If you're looking into becoming a firefighter, you may be glad to learn that this profession generally does not require a college degree, according to the U.S. Bureau of Labor Statistics. Instead, you'll likely need a certificate of some sort for an entry-level firefighter job, which you may be able to earn after you start work. As you might expect, this job has lots of long-term, on-the-job training. The field of firefighting is expected to grow by about 7 percent between now and 2026, which is as fast as average when compared with other industries across the country. This translates to an additional 23,500 firefighting jobs in the coming years.
Determining a Firefighter's Salary
On average, firefighters across the country make approximately $51,930 per year, according to the most recent statistics available from the U.S. Bureau of Labor Statistics. This translates to $24.97 per hour, on average. Of course, since these are national averages that take into account high and low salaries from across the country, some firefighters may be making a lot more or a lot less than the average. If you're considering applying to be a firefighter at your local municipality, you may be able to find the average salary information online, through a public records request or through the local union.
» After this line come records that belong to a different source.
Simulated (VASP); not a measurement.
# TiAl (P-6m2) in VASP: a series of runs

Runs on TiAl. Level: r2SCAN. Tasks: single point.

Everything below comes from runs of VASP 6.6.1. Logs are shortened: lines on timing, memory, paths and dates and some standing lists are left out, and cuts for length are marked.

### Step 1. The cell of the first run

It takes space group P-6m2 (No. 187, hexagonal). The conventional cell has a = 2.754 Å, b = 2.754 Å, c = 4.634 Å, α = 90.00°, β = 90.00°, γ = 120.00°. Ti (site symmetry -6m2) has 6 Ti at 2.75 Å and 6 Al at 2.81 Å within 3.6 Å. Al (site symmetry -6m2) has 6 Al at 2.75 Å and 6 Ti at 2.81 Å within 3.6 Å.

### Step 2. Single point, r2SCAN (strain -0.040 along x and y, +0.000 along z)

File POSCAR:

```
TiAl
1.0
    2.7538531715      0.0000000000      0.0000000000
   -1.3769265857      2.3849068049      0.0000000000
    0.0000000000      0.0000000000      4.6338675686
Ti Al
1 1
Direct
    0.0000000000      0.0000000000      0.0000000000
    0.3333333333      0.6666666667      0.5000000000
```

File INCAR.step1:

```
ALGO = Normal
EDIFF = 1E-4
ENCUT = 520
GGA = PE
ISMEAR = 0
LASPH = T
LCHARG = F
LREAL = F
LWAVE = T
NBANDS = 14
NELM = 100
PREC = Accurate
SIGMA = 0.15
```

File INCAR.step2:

As you might expect, states with the highest population numbers also have a high numbers of firefighters. Other factors, such as a state's propensity for wildfires, may come into play as well. For example, California has the highest number of firefighters in the country by far, with 31,150 positions. California firefighters also earn an average of $73,860 per year, which makes it the second-highest paying state in the country for firefighters. The state where firefighters get paid the most, on average, is New Jersey, with an annual salary rate of $75,880. Other top-paying states include New York, with an average salary of $70,560 per year; Washington, with an average salary of $70,300 per year; and Nevada, with an average salary of $66,670 per year.